A new UC Davis report says workers struggling to scratch out a living know there are ways to improve their lot, but their work conditions essentially negate all hope of progress.
Low-wage workers wanting to enhance their skills and move into higher-paying jobs are blocked by working long hours and multiple jobs that make skill-building and education nearly impossible, according to a policy brief released by the Center for Poverty Research at the University of California, Davis.
In the ongoing study, Victoria Smith, a UCD professor of sociology and a faculty affiliate for the research center, and co-author Brian Halpin, a UCD graduate student in sociology, conducted interviews with 25 low-wage workers in the Napa/Sonoma area in the fall of 2012. The workers were asked about their current job situations and their plans for the future.
All interviewees were first-generation immigrants, some who grew up in the United States and some who grew up in their home countries. They work in various sectors, including food service, landscaping, domestic work, office cleaning and construction. Some interviewees work in multiple sectors.
The study found that workers know they can improve jobs skills, but the nature of low-wage work limits opportunities, and they remain in low-wage jobs under pressure to simply support themselves or others. To sustain their livelihoods, the study says, workers keep the jobs they have while searching for additional opportunities through relatives, friends and work networks. They patch together multiple full- and part-time jobs to maximize paid hours.
“People find themselves very caught up, just treading water. The fact that they often are supporting other people heightens their need to take extra hours when they can get them,” Smith said.
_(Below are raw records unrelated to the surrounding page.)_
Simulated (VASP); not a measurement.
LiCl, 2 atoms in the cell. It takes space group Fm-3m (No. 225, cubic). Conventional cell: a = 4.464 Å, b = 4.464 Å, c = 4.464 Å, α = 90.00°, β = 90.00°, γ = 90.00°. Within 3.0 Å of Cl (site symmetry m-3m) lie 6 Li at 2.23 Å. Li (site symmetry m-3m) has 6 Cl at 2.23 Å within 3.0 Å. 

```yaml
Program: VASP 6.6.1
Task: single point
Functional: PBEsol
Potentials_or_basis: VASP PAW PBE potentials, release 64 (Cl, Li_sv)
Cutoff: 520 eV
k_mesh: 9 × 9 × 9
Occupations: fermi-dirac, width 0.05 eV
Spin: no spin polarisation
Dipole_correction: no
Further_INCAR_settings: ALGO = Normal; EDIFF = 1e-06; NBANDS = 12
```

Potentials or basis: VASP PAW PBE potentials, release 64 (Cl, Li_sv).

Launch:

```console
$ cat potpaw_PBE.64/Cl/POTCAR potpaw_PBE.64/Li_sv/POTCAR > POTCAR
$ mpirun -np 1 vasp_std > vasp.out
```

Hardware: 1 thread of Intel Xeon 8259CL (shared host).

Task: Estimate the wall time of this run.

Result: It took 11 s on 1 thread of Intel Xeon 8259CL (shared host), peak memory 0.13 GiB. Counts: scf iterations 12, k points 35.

The study noted that, typically, low-wage jobs are part time with no guaranteed hours, and many employers expect low-wage workers to be perpetually on-call – conditions that hinder time management and the ability to take advantage of educational and job skills training opportunities.
Smith and Halpin contend that introducing living wages and other worker protections could create more possibilities for workers to support themselves and their families, while potentially freeing up workers to enhance their skills. The co-authors also contend that this could increase efficiency and productivity in the overall economy.